Article 359: Use of the pledge
The pledgee may not make use of the pledge without the pledger’s consent, except where such use is necessary for its preservation.
Article 360: Fruits
1) Where the pledge produces fruits, the creditor, or the custodian of the pledge, shall collect them.
2) The fruits shall become the property of the pledgee.
3) The value of the fruits produced by the pledge shall be applied successively to the expenses incurred for the custody and preservation of the pledge, to the capital of the debt secured.
Article 361: Action for possession
1) The pledgee may bring actions for possession in respect of the pledge,
2) The custodian of the pledge shall inform the pledgee and the pledger without delay of circumstances requiring the institution of such actions.
Article 362: Third party’s claim to the pledge
The pledgee may exercise the rights deriving from the contract of pledge notwithstanding that the pledge has been delivered to him by a person who was not authorized to dispose of it.
Article 363: Exception
1) The owner of the pledge may take it back where he shows that the pledgee knew or should have known, on the making of the contract, that the other party was not authorized to pledge the thing.
2) He may also take the pledge back by discharging the debt secured by it.
Article 364: Return of Pledge
1) The creditor shall return the pledge to the pledger or to the person designated by him, where the contract of pledge is extinguished by payment of the debt or for any other reason.
2) Until the pledge is returned, he shall be liable for the loss of or damage to the pledge.
Article 365: Lien
The pledgee may retain the pledge until monies due to him have been paid in full.
Article 366: Subrogation to property rights
Where the pledge is lost or damaged for any reason whatsoever, the pledge’s right shall apply to the compensation due for its replacement from the person liable for the loss or deterioration, from the insurer or from the person who has expropriated it.
EXTINCTION OF CONTRACT OF PLEDGE
Article 367: Accessory character of the contract
The contract of pledge shall be extinguished and the pledge shall be returned where the debt it guaranteed is discharged.

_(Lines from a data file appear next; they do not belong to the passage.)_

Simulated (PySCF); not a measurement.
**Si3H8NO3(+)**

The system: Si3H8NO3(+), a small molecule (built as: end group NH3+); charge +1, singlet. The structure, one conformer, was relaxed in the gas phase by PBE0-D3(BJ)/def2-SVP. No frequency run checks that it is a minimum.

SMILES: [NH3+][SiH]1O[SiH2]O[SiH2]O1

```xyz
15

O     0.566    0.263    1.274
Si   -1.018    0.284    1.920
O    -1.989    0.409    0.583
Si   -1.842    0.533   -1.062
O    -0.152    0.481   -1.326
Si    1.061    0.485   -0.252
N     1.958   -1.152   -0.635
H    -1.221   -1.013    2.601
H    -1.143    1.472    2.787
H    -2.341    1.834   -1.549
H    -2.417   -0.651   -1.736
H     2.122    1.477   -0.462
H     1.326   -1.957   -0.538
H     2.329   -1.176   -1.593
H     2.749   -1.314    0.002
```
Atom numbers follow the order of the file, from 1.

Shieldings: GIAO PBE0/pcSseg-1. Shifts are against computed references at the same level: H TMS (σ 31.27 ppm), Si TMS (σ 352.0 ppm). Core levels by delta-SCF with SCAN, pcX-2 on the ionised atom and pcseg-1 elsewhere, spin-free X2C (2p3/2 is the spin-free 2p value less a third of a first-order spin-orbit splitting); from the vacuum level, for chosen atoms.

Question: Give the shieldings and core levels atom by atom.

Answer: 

Article 368: Indivisibility of pledge
The creditor may not be compelled to return the pledge or part thereof until he has been paid in full, notwithstanding that the debt or pledge is divisible.
SALE OF PLEDGE
Article 369: Commissoria lex
1) Any agreement, even subsequent to the furnishing of the pledge; authorizing the creditor, in the event of non-payment on the due date, to take possession of the pledge or to sell it without complying with the formalities required by law shall be of no effect.
2) It may however be agreed, after the debt has become due, that the debtor shall made over the pledge to the creditor in settlement of the debt.
Article 370: Effect on third parties
1) The contract of pledge shall not affect third parties unless the pledge is in the possession of the pledgee, or the person designated for the purpose by the parties, at the time when the pledgee invokes the contract.
2) The contract of pledge shall be of no effect where at that time the pledge is still in the debtor’s possession or it has returned to his possession with the pledge’s consent or it is in the possession of a third party from whom the creditor cannot demand its return.
Article 371: Default
1) Before causing the pledge to be sold, the pledgee shall call upon the pledger to discharge his obligation and give him due notice that upon default, he will cause the pledge to be sold.
2) Similar notice shall be given to the third party who has furnished the pledge.
Article 372: Sale of Pledge
1) Where within fifteen days from the notice provided in Article 371, no objection has been raised or the objection is dismissed, the pledgee may cause the pledge to be sold by public auction.
2) Where the pledge is quoted on the market or has a current price, the pledgee may cause it to be sold by private contract through the intermediary of a person authorized to make such sales.
Article 373: Limitation by the court
The court may, on the application of the pledger, limit the creditor’s right to the sale of one of the pledges, which is sufficient to pay off the pledgee.
Article 374: Assignment of pledge to the pledgee
The pledgee may apply to the court to order that the pledge be given to him in payment, to the extent of the amount due to him, according to an expert valuation or the current price of the pledge, where it is quoted on the market.
Article 375: Priority right
1) The pledgee may be paid out of the proceeds of the sale of the pledge before all other creditors.
2) In addition to the debt specified in the contract of pledge, the pledge shall secure the contractual interest and legal interest on the debt and the debt and the expenses incurred for the custody, preservation or sale of the pledge.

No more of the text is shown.